Fundamental changes are afoot at Wikipedia. Changes that have worrying connotations for the diversity of knowledge in the world's sixth most popular website.
Wikipedia, with a new initiative called Wikidata, is radically reconfiguring itself to take advantage of the "Semantic Web." Wikidata will create a collaborative database that is both machine readable and human editable and which will underpin a lot of knowledge that is presented in all 284 language versions of Wikipedia.
In other words, the encyclopaedia plans to become part of the movement from a mostly human-readable Web to a Web in which computers and software can better make sense of information.
This system becomes especially useful for facts that are embedded in a variety of pages. If Mitt Romney were to become President of the United States, there would be hundreds or thousands of pages in all of the language versions of Wikipedia that would need to be altered to reflect that fact. Wikidata would allow all of those references to be immediately updated after only one change in the central Wikidata repository.

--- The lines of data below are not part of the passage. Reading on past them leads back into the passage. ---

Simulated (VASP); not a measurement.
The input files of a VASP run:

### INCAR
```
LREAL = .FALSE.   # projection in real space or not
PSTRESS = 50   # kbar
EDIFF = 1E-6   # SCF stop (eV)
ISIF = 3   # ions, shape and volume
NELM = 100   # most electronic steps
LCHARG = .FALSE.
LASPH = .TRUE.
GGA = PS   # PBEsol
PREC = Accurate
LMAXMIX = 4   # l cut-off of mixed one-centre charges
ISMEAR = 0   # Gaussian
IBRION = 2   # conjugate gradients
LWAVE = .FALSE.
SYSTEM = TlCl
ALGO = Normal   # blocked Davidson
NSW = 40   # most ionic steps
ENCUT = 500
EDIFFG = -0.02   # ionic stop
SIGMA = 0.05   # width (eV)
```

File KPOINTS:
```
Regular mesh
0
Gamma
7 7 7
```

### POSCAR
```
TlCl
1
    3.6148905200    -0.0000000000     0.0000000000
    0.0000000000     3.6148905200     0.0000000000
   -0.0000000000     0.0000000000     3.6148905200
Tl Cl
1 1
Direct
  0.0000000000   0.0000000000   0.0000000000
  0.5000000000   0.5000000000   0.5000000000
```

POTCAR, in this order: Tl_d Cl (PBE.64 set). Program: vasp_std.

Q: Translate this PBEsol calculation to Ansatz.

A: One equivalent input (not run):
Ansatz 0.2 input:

This is a highly significant and hugely important change to the ways that Wikipedia works. Until now, the Wikipedia community has never attempted any sort of consistency across all languages.
Look, for instance, at the Wikipedia pages about the Bronze Statue of Tallinn (a highly controversial moment in Estonia's history that sparked one of the world's first 'cyberwars' between Russia and Estonia). The Estonian and Russian versions of that article present interestingly different versions of the very same place and events. The Arabic and Hebrew articles about Hezbollah offer perhaps an even starker contrast of the ways in which different communities of editors agree on different types of representation and truths.
Research carried out independently by Brent Hecht, myself, and others has found that each language edition of Wikipedia represents encyclopaedic knowledge in highly diverse ways. Not only does each language edition include different sets of topics, but when several editions do cover the same topic, they often put their own, unique spin on the topic. In particular, the ability of each language edition to exist independently has allowed each language community to contextualize knowledge for its audience.
It is important that different communities are able to create and reproduce different truths and worldviews. And while certain truths are universal (Tokyo is described as a capital city in every language version that includes an article about Japan), others are more messy and unclear (e.g. should the population of Israel include occupied and contested territories?).
The reason that Wikidata marks such a significant moment in Wikipedia's history is the fact that it eliminates some of the scope for culturally contingent representations of places, processes, people, and events. However, even more concerning is that fact that this sort of congealed and structured knowledge is unlikely to reflect the opinions and beliefs of traditionally marginalized groups.
We know that Wikipedia is a highly uneven platform. We know that not only is there not a lot of content created from the developing world, but there also isn't a lot of content created about the developing world. And we also, even within the developed world, a majority of edits are still made by a small core of (largely young, white, male, and well-educated) people. For instance, there are more edits that originate in Hong Kong than all of Africa combined; and there are many times more edits to the English-language article about child birth by men than women.